Billionaire reports record quarterly and annual profit for Berkshire Hathaway, in large part due to Congress’s tax code changes.
Warren Buffett on Saturday reported a record quarterly and annual profit for his Berkshire Hathaway conglomerate, thanks in part to a $29.1bn boost “delivered” by the Republican tax cut.
In his annual letter to shareholders, the billionaire investor wrote: “Berkshire’s gain in net worth during 2017 was $65.3bn.”
“But,” he added, “2017 was far from standard: a large portion of our gain did not come from anything we accomplished at Berkshire.
“The $65bn gain is nonetheless real – rest assured of that. But only $36bn came from Berkshire’s operations. The remaining $29bn was delivered to us in December when Congress rewrote the US tax code.”
Buffett also lamented his inability to find big companies to buy, and said his goal was to make “one or more huge acquisitions” of non-insurance businesses to bolster results.
Finding things to buy at a “sensible purchase price” had become a challenge, he wrote, and a major reason Berkshire was awash with $116bn of low-yielding cash and government bonds.
Buffett blamed a “purchasing frenzy” binge by deal-hungry chief executives employing cheap debt. Berkshire typically pays all cash for acquisitions.
“Our smiles will broaden when we have redeployed Berkshire’s excess funds into more productive assets,” Buffett wrote. “Berkshire’s goal is to substantially increase the earnings of its non-insurance group. For that to happen, we will need to make one or more huge acquisitions.“
It has been more than two years since Berkshire made a major purchase, the $32.1bn takeover of aircraft parts maker Precision Castparts.
Last month, Buffett gave greater oversight of Berkshire’s non-insurance businesses such as the BNSF railroad, Precision Castparts and Dairy Queen ice cream to the energy executive Gregory Abel, while the insurance specialist Ajit Jain added supervision of insurance operations such as the Geico auto insurer.
Both are considered candidates to eventually replace Buffett, 87, as Berkshire’s chief executive. Many investors consider Abel, a decade younger than Jain, the frontrunner.
Fourth-quarter net income increased roughly fivefold to $32.55bn, or $19,790 per class A share, from $6.29bn, or $3,823 per share, a year earlier, while annual profit rose 87% to $44.94bn.
Those increases, however, masked declines in operating profit, which Buffett considers a better gauge of overall performance, and which fell 18% to $14.46bn.
A major reason for that decline was a $2.22bn loss from insurance underwriting, Berkshire’s first full-year deficit since 2002, hurt by hurricanes Harvey, Irma and Maria and wildfires in California.

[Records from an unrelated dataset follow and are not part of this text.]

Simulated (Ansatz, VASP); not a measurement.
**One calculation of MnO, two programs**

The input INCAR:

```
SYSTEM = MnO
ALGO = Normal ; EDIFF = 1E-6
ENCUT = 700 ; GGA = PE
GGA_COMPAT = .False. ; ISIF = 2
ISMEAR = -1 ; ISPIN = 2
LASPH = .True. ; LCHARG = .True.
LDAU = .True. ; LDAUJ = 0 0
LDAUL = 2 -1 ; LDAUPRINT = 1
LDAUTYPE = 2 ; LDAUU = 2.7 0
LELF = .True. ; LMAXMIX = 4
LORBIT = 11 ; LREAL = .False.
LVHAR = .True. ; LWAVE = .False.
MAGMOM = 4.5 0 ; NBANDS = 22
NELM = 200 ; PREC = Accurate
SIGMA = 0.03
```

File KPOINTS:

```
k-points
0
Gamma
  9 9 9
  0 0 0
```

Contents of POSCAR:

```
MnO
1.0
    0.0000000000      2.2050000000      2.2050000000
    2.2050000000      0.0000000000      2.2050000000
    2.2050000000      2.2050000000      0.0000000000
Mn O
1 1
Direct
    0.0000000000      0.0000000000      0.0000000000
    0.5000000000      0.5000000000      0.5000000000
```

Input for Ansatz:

However, Buffett said “no company comes close” to his conglomerate in its ability to financially withstand even a mega-catastrophe causing $400bn of insurance losses.
Buffett said the odds of a giant hurricane, earthquake or other conflagration inflicting unprecedented, catastrophic damage in any year is just 2%, but that in such an event Berkshire would lose only about $12bn, a sum more than offset by annual profits from its non-insurance businesses.
The lower tax rate also contributed to a 23% full-year boost in Berkshire’s book value, which measures assets minus liabilities and which Buffett considers a good indicator of Berkshire’s net worth, to $211,750 per class A share.
Insurance float, or premiums collected before claims are paid, which gives Buffett more money to invest, was about $114bn at year end.